The bill setting up the CPE has been brought forward a fortnight ahead of its scheduled parliamentary date to pre-empt the feared mass movement of opposition to it by university and high school students and workers. The bill will come before the National Assembly on January 31. The student body will be broken up nationally February 4 to March 6 as staggered two-week holiday breaks occur on different dates in different regions, by the end of which time the government would hope to have dispatched the legislation.
The FIDL (Independent and Democratic Federation of High School Students), one of the two major high school unions, commented: “The lycée students are well aware that the government was counting on the school holidays to avoid this opposition movement. That’s why the high school students will be mobilising before February 4.”
The CPE, which would apply to job seekers under 26 years old in businesses employing over 20 people, begins with a two-year “consolidation period” during which the contract can be broken without justification and, therefore, without appeal or redress. The contract is open-ended—that is, it has no expiry date—but employers will, of course, tend to avoid having to keep workers in their employ under the limited protection of the existing labour legislation.

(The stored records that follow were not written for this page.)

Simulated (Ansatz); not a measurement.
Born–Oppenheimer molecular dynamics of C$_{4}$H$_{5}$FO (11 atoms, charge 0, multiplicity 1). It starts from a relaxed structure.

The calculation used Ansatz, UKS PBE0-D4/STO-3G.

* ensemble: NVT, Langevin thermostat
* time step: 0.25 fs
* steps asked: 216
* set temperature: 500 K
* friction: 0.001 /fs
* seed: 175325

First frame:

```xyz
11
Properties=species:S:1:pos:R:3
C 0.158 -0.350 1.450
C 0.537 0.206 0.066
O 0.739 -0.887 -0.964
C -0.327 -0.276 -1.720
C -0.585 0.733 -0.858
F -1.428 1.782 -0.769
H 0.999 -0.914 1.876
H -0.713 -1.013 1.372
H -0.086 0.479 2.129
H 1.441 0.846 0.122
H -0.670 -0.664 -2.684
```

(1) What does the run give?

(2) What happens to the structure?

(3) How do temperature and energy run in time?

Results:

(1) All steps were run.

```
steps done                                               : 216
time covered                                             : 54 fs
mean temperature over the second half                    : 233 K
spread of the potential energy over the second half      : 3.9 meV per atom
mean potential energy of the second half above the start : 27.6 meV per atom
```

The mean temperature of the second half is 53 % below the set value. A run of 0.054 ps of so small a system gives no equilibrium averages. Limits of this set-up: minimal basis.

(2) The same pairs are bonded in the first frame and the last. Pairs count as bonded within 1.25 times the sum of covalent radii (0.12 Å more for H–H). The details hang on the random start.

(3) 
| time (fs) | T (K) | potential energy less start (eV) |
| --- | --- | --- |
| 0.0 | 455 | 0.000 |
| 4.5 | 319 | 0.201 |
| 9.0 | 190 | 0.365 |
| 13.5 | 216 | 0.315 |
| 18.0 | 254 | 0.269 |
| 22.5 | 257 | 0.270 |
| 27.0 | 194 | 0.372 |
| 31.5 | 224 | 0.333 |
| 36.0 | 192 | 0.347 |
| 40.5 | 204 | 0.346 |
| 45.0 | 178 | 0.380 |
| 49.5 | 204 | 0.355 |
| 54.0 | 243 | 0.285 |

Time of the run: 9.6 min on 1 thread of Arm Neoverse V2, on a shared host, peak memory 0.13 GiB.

The government has been encouraged in its present attacks on work rights by the lack of organised opposition from the trade unions to the Contract for New Hires (CNE—Contrat nouvelles embauches) bill, passed in parliament last August with similar provisions to those of the CPE for newly hired workers in businesses with payrolls of fewer than 20. Bernard Thibault of the CGT (General Confederation of Labour, France’s largest trade union) has admitted: “We did not manage to prevent the CNE because we could not build a follow-on of the unified day of action on October 4” (Le Monde, January 17). Many saw the CNE as an open door to a complete revision of labour legislation that checks the unfettered exploitation of workers by their bosses and that enables the trade unions to maintain a certain peace in industrial relations.
Alongside the CPE and the CNE, the government is proposing the Short-term Contract for Seniors, workers over 57, and a scheme whereby retirees can work for low wages without loss of pension payment, both of which deny stability of employment. The measures include many cash incentives to employers, among them exemptions from social security contributions that have been calculated as representing a 20-billion-euros-a-year bonanza for employers.
Indeed, the big business association MEDEF (Movement of French Enterprises) has called for such contracts to be the general rule and pushes ever more stridently for the contrat unique, which would do away with protection against wrongful or unjustified dismissal and leave workers with little redress against sacking. Laurence Parisot, the MEDEF leader, has referred to the Labour Code as “fatras”—i.e., rubbish.
People taken on under these newly proposed contracts will be subject to the whims of management and unable to aspire to any but the legal minimum regarding wages and working conditions or to challenge work rates, dangerous conditions or even the non-payment of extra hours, so fragile would their tenure be.
The left Magistrates’ Union states that the CPE “is not in conformity with the fundamental principles affirmed in convention 158 of the ILO [International Labour Organisation], regarding both the requirement of a reasonable trial period and justification for sacking.... The very principle of a permanent contract and the logic of job protection that underlies it are clearly in the government’s sights.” It is a continuation of the dismantling of the framework for collective bargaining that began with the previous Plural Left government of Lionel Jospin (1997-2002) and the law on the 35-hour week, and accelerated with the subsequent Gaullist government of Jean-Pierre Raffarin.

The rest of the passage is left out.